Rearrange rows by group pairs

Hello gurus,

I have two variable columns 1 and 2 , and their respective groups in 3 and 4

var1 var2 gr1 gr2
a b g h
c d h g
d f d h
f g h g
d r h d 
p q a b
h y h g
r t g h

I want to rearrange the rows in such a way that all similarly grouped (var1 var2) pairs are together . The similarity rule is (gr1 gr2) pair is the same as (gr2 gr1) pair.

For example
the variable pair (a b) has group (g and h) , group (g and h) pair is equivalent to group (h and g) pair. Since variables (c d) has group pair of ( h and g) also equiavalent to (g and h), these can be clubbed together.

In other words columns $3""$4 is the same as $4""$3

So my desired output is

1 a b g h
1 c d g h
1 h y g h
1 r t g h
1 f g g h
2 d f d h
2 d r d h
3 p q a b

To achieve this I`m trying to put the last 2 columns in an array and output in a sorted way. Then I can sort by the last columns and get my result, , but it gives me a blank output.

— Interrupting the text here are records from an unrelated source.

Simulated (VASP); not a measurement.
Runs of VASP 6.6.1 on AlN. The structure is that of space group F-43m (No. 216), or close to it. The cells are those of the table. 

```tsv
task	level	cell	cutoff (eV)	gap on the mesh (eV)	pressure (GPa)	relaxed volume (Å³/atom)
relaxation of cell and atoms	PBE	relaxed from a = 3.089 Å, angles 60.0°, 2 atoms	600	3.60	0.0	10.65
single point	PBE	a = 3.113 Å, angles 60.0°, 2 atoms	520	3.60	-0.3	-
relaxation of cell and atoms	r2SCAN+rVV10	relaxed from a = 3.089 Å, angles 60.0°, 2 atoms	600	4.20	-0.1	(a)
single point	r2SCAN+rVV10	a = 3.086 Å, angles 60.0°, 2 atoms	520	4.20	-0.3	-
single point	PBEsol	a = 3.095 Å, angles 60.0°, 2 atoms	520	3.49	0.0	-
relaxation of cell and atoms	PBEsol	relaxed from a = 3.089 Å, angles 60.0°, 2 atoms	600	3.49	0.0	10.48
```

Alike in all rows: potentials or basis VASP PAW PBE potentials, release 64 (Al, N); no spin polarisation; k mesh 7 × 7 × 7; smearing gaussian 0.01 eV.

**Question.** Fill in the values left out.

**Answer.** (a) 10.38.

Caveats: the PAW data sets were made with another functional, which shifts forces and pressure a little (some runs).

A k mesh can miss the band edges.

awk  '{delete a;  s=x; a[$3];a[$4]; for (i=1;i<=length(a);i++)  {  s =s"__"a};  print $1,$2,s}' infile | sort -k3,3 | head

please assist, row order doesn't matter as long as similar groups are togther. Please note this is made up data, and groups have no alpha or numeric pattern.

Try

awk '
        {if (!(a[$3,$4]))       {if (a[$4,$3])  {X  = $4
                                                 $4 = $3
                                                 $3 = X
                                                }
                                 else            a[$3,$4]++
                                }
        }
1
' file
2 Likes

I think you have made a mistake in your desired output based on your sample input.
here's another alternative - a bit verbose, but....
awk -f sen.awk myFile where sen.awk is:

{ g=(($3>$4)?($4 OFS $3):($3 OFS $4)) }
{ a[g]=(g in a)?a[g] ORS (SUBSEP $1 OFS $2): (SUBSEP $1 OFS $2) }
END {
   for (i in a) {
     gsub(SUBSEP,++j OFS,a)
     gsub(ORS,OFS i ORS,a)
     printf("%s%s\n", a, OFS i)
   }
}

results in

1 a b g h
1 c d g h
1 f g g h
1 h y g h
1 r t g h
2 p q a b
3 d f d h
3 d r d h
1 Like

Another option using sort:

awk '
{
  if (!(a[$3,$4]) && a[$4,$3]) {
    X  = $4
    $4 = $3
    $3 = X
  }
  if (!(a[$3,$4])) a[$3,$4]=++grp;
  $1=a[$3,$4] FS $1
} 1 ' infile | sort -d
1 Like

I'm afraid I missed the leading counter. Try

awk '
NR > 1  {if (!(a[$3,$4]))       {if (a[$4,$3])  {X  = $4
                                                 $4 = $3
                                                 $3 = X
                                                }
                                 else            a[$3,$4] = ++CNT
                                }
         print a[$3,$4], $0
        }

' file | sort -g
1 a b g h
1 c d g h
1 f g g h
1 h y g h
1 r t g h
2 d f d h
2 d r d h
3 p q a b
1 Like